It was great programming Ruby again and I realized what a terrific language it was and how much fun it was just knowing it and I thought of that old joke, you know, the, this, this guy goes to a psychiatrist and says, 'Doc, uh, my brother's crazy, he thinks he's a chicken,' and uh, the doctor says, 'well why don't you turn him in?' And the guy says, 'I would, but I need the eggs.' Well, I guess that's pretty much now how I feel about programming. You know, it's totally irrational and crazy and absurd and, but uh, I guess we keep going through it...because...most of us need the eggs.

(With apologies to Woody Allen)

A colleague mentioned to me that he was having a problem with his Rails project. His project requires a certain version of a gem. He dutifully uses config.gem to load that version of the gem into his project and all was right with the world for a time.

But at some point, it stopped working because he was somehow loading a newer version of the gem. To cut a long story short, although he wanted version X of the gem, something else he was loading was loading version Y of the gem where X < Y, and this broke plugin Z, which works with X but not Y.

Confused? Or is this vomitorium known as "gem dependencies" old hat to you?

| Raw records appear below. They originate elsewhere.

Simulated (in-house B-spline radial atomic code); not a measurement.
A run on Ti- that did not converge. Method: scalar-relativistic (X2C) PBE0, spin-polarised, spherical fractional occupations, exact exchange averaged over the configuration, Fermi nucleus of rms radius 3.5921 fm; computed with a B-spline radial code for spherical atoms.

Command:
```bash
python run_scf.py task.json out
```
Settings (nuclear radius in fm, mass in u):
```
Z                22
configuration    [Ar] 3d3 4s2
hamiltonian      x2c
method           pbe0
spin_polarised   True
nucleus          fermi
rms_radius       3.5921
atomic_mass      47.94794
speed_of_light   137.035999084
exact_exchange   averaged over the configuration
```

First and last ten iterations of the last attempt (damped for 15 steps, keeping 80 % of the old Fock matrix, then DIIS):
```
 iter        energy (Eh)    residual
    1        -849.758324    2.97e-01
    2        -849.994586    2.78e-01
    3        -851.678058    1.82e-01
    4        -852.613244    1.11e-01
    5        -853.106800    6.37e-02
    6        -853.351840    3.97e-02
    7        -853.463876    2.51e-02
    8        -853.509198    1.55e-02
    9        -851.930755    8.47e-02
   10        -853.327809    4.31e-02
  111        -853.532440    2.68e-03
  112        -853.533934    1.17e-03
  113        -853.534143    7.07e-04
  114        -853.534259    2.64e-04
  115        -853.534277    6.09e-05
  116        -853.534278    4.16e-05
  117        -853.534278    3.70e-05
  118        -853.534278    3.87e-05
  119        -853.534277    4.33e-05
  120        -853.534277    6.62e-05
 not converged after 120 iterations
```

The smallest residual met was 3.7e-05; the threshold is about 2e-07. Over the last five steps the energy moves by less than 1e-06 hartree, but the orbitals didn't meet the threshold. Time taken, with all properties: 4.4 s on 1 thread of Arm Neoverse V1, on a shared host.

I ordinarily wouldn't have done anything but try to utter a sympathetic grunt. Talking about someone's gem dependencies is a lot like talking about the perceived shortcomings of a friend's spouse. At a certain point, you realize that the advice to "Just walk away" will not be met with a hoarse cry of thanks and grateful pumping of your hand.

But I'm a pattern matching machine, and somehow this seemed darn familiar. At the core, if you have two pieces of code, and they each require a different version of the same gem, isn't that the exact same problem as having two pieces of code, each of which wants to add a different #sum method to the Array class?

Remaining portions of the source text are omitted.